Navigating blindly into the wild it is!
Saturday was a bit of a blur (pun intended) as there’s quite a bit of transportation required to get to the middle of nowhere. Which was fine by me as I could barely see out my eyes at this point.
To explain to those who have never scratched their eye badly- your eye becomes SUPER sensitive to light. Like, eye instinctively rolling backwards to prevent light from coming in. Fortunately, our traveling day was cloudy and we were in bus with tinted windows for the majority of it. Unfortunately, this was still too much light for me, so I had to keep my eye shut while donning a pair of sunglasses and keeping my hand glued over my eye. Nice look.
Eventually, we arrived at our destination for the night: The Namnao National Park.
We checked in, were given our tent (the friendly park ranger took one look at my face and went “Oi!”- guess my eye was still looking ugly), and ventured out to find an area to set up camp.
It was at this point I recalled that- oh wait- I’ve never set up an actual tent before. Quite possibly doing so for the first time in the pitch black with only our phone lights to guide us might pose a challenge…
However, that Higher-Up Power from before finally decided to catch us a break. As we randomly held up tent poles, a neighboring camper walked on over. “You need help?” Ummmm, yes please! Immediately, 2 of his buddies came over to help. Meanwhile, another group of Thai neighbors poked their heads out of their tent to see if we needed help too.
God bless Thai people! We now had 5 men with legit flashlights tied to their heads (might as well have been halos) helping us set up camp. And when I say “help,” I mean they did the whole thing while we stood off to the side and tried talking to the women who were also there.
Wishing I had something to thank them with, I said Cop-coon-ka (thank you!) over and over again. To this, they simply replied “mai pen rai” (No worries!). We were safe and sound in our tent 5 minutes before a downpour began.
Thai people are the best.
The next morning, we intended to get up super early to hike up the mountain and watch the sunrise. The snooze button maaaayyyyy have been hit a few times, but hey, it ended up being a cloudy morning, so no harm done! Eventually we got up and started hiking up the highway. And here is where my second realization hit me: I am not in shape for hiking. And did I feel the burn on those inclines… Still, the end result was totally worth it:
It was one of those moments where I realized how lucky I was to be in Thailand. On top of a mountain. Bright and early on a Saturday morning. I was sad to leave because I knew I would probably never be back.

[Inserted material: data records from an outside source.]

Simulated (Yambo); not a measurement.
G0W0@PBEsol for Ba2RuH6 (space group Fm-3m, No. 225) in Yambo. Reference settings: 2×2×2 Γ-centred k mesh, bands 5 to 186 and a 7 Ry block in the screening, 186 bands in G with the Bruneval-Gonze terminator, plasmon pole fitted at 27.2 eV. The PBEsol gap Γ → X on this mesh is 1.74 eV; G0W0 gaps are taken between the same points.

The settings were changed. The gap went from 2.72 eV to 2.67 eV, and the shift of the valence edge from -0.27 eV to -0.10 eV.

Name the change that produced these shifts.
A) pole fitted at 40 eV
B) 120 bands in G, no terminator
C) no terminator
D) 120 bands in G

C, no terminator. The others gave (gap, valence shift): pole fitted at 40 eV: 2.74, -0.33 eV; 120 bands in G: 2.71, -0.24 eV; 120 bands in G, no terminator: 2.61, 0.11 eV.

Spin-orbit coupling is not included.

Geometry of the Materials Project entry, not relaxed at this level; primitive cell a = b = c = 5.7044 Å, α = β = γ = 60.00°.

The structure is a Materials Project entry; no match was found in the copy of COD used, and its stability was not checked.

Afterwards, we set out to continue our hike and find a cave that was supposedly “nearby.” And of course, to be on the lookout for crossing elephants!
After hiking for way too long though, we hitch-hiked a ride from another Thai angel, who let us hop in the back of his truck. After dropping us off, we continued to hike to the cave spot.
Only, we never did find it… turns out we were hiking in the wrong direction. Oops. On the bright side, a 10-mile hike before 10:30am is an awesome way to start the day!
Thankfully, we were able to catch a ride back to our campground from some more nice Thai people. On the way back, they took a detour to show us some sights and what do you know! We were back at the Sunrise Viewpoint. And here I thought I would never see that place again. As we admired the view for a second time, one of the guys we were with ripped off a leaf from a tree and started eating it. He then generously offered some to us.
“Is this okay to eat?” We tried asking him.
“A-roi!” (delicious!) He said as he pointed to a sign written in Thai.
Well, that certainly cleared things up. Still, when someone offers you food in Thailand, you eat the food. Even if it’s a leaf. And what do you know, the leaf tasted exactly how I expected a leaf to taste. I’m still not sure if the guy was being sincere, or just messing with us…
So after eating a leaf, we did some more bus traveling to reach Phetchabun’s famous temples. These temples were at the top of a mountain and surrounded by cute cafés that jutted outwards.
The view itself was AMAZING!
Mountains for miles around and puffy clouds to complete the pictures:
Afterwards, it was time to leave the boonies and head back to civilization. Back in Bangkok, we stayed in a hostel where I got to really look at my eye for the first time. Turns out that I had popped several blood vessels and now had a blood red eye that resembled Natalie Portman’s eyes from The Black Swan.
No worries though. My eye is slowly turning back to normal. I’ve gotten many “Oi-s!” from my students (Thai people say “Oi!,” not “Whoa!”), which is actually kind of funny.
Overall, I give Phetchabun a 5 out of 5. There was a lot of bus travel, I was sore from hiking, and I might have struggled to see at some points, but it was well worth a 3-day weekend trip!